What does it mean when proof by contradiction doesn't lead to a contradiction?

I started writing a proof using the method of proof by contradiction and encountered a situation which was true. More specifically, the hypothesis that I set out to prove was:

If the first 10 positive integer is placed around a circle, in any order, there exists 3 integer in consecutive locations around the circle that have a sum greater than or equal to 17. (From Discrete Mathematics and its Applications - K. Rosen)

This is how I proceeded:

Let $a_i$ denote the $i^{th}$ integer on the boundary of the circle. To proceed with proof by contradiction, we assume that $\forall i$

$a_i + a_{i+1} + a_{i+2} < 17$

Then,

$a_1 + a_2 + a_3 < 17$

$a_2 + a_3 + a_4 < 17$

$\vdots$

$a_{10} + a_1 + a_2 < 17$

$\therefore\ 3 \cdot (a_1 + a_2 + \dots + a_{10}) < 17 \cdot10$

$\Rightarrow\ 3 \cdot 55 < 170$

$\Rightarrow\ 165 < 170$

which is true. What does this mean?

P.S. I am not looking for the solution to this problem. I am aware of how to prove the claim. I am just curious about what it means to arrive at a truth after assuming the negation of the hypothesis.

Solution 1:

Your goal is to show that $p$ is false.

If $p \implies q$ and $q$ is true.

We can't conclude if $p$ is true or false. Hence, we get an inconclusive situation.

Solution 2:

It means that your precise approach does not work, but since this does not provide a counterexample it means the question would still be open.

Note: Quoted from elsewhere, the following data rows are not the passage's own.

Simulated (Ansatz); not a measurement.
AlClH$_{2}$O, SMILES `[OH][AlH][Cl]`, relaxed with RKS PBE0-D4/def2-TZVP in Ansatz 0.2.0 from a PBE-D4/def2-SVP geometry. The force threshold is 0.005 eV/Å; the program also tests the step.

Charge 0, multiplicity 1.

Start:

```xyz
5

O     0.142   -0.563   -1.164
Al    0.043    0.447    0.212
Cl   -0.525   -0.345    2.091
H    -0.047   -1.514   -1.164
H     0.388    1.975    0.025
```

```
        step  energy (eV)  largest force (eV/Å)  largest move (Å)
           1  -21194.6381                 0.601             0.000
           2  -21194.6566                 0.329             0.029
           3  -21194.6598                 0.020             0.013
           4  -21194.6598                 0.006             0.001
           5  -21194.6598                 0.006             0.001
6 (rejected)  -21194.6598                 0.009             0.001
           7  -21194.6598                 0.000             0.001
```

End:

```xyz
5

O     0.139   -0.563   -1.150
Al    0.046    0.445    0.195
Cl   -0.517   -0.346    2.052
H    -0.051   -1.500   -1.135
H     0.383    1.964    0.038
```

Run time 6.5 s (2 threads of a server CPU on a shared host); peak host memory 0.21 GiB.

Seeing $170-165$ is so small, there may be a way to save your proof. Try $$a_i + a_{i+1} + a_{i+2} \le 16$$

leading to $$3 \cdot (a_1 + a_2 + \dots + a_{10}) \le 16 \cdot10$$ and $$165 \le 160$$ for a contradiction

Solution 3:

A proof by contradiction functions by saying "if A is false, B must be true. I can prove that B is false, so A cannot be false."

You proved that B is true. This means that A could be false, but is not necessarily so because we have made no statements that relate the truth of A to the truth of B.

Solution 4:

You can (more or less) avoid the complications of a proof by contradiction by reasoning as follows:

The total of the $10$ sums of consecutive triplets $a_i+a_{i+1}+a_{i+2}$ is $3 \times 55 = 165$. Therefore the average of the sums of consecutive triplets is $165/10 = 16.5$. But each sum is an integer, and if a set of integers has an average of $16.5$, at least one of them must be $\ge 17$.

(It could perhaps be argued that the final claim here requires a proof, and that would be a proof by contradiction.)